I could easily have reviewed How to Talk about Places You've Never Been without having read it – or at least, without doing much more than scan the titles of its chapters. But I'm glad I did anyway, because I would never have been able to generate its full complement of Bayardian paradoxes on my own.

Bayard claims to have traveled little and to find the whole enterprise risky. I think he's being tongue-in-cheek. But below the surface of How to Talk about Places You've Never Been lies a deeper problem, akin to the central problem in How to Talk about Books You Haven't Read. In his earlier book, Bayard noted that every act of reading is followed by an immediate act of forgetting, so that even the most adept and experienced reader has to talk about a book by recreating a kind of "screen book" in its place. You can see how this works with travel, before you've even read How to Talk about Places You've Never Been. Your memory of somewhere you've been is partial, fading, and inevitably mixed up with what other people have said about that place and the pictures of it that circulate in media and the popular imagination. "A place we have forgotten, but which we actually did visit—when every trace of the trip has vanished from our memory, would that still count as a place traveled through?" (58)

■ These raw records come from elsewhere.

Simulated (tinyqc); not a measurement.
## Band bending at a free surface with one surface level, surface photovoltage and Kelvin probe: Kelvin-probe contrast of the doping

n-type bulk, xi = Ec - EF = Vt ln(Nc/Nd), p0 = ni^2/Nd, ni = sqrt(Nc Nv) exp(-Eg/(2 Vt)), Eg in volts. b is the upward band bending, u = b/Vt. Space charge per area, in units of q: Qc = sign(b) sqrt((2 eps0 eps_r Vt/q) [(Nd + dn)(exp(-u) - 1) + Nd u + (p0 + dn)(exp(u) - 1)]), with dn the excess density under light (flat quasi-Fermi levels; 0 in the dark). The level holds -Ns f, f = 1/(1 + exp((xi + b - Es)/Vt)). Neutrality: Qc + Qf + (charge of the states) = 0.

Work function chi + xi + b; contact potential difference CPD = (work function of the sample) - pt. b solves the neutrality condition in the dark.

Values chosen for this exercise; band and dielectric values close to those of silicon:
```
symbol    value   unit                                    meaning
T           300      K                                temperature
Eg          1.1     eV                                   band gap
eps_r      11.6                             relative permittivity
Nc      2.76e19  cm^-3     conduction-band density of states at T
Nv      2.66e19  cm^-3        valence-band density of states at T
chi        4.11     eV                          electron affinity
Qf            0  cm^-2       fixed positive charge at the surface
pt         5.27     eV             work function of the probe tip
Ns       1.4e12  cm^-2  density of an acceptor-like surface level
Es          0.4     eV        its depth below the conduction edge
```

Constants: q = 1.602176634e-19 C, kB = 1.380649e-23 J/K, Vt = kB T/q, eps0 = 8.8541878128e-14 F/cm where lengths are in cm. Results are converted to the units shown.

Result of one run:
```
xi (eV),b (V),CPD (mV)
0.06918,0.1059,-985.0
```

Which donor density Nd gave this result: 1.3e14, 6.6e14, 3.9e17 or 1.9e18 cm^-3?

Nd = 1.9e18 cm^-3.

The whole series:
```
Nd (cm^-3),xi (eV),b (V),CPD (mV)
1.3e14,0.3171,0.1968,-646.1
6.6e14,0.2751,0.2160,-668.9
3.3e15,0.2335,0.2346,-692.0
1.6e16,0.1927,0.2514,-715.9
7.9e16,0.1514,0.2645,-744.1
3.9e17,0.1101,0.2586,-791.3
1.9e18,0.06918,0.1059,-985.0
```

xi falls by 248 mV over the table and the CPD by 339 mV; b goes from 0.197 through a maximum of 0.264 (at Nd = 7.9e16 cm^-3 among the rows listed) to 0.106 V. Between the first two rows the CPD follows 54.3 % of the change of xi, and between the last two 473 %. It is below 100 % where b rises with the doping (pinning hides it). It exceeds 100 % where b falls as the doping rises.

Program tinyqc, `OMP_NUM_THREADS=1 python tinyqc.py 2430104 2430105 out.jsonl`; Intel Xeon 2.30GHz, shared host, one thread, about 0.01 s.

Worse yet, even the most thorough tourist hasn't seen the half of what a destination has to offer. I've been to Rome, but I've only seen the Vatican in the distance. I've been to Florence, but I didn't see Botticelli's Primavera; it was being restored that year. And worse than worse, even if you see the high points of a given venue, you suspect you've missed the real place. You can see the Brooklyn Bridge and the Statue of Liberty and you might as well never have gone to New York; you've only seen something you (and everybody else you know, whether they've traveled there or not) have seen thousands of times before. Meanwhile, have you been to the real New York, the one only the locals know? But if you had, it wouldn't be only the locals who go there anymore. Hence the effect of those "insider" guidebooks which direct traffic toward hidden gems which become just as packed and "inauthentic" as the tourist traps.

Bayard discusses many eminent travelers who dispensed with going somewhere in favor of just talking about it: Marco Polo, Chateaubriand, Blaise Cendrars. Sometimes these "armchair travelers" are upfront about their non-travel, as with Édouard Glissant, who was too disabled to go to Easter Island and sent his wife instead. Sometimes they became more famous as frauds: Rosie Ruiz, Jayson Blair. But ethical or not, all these stay-at-home journeyers share the literary impulse to create destinations by mixing imagination with culture.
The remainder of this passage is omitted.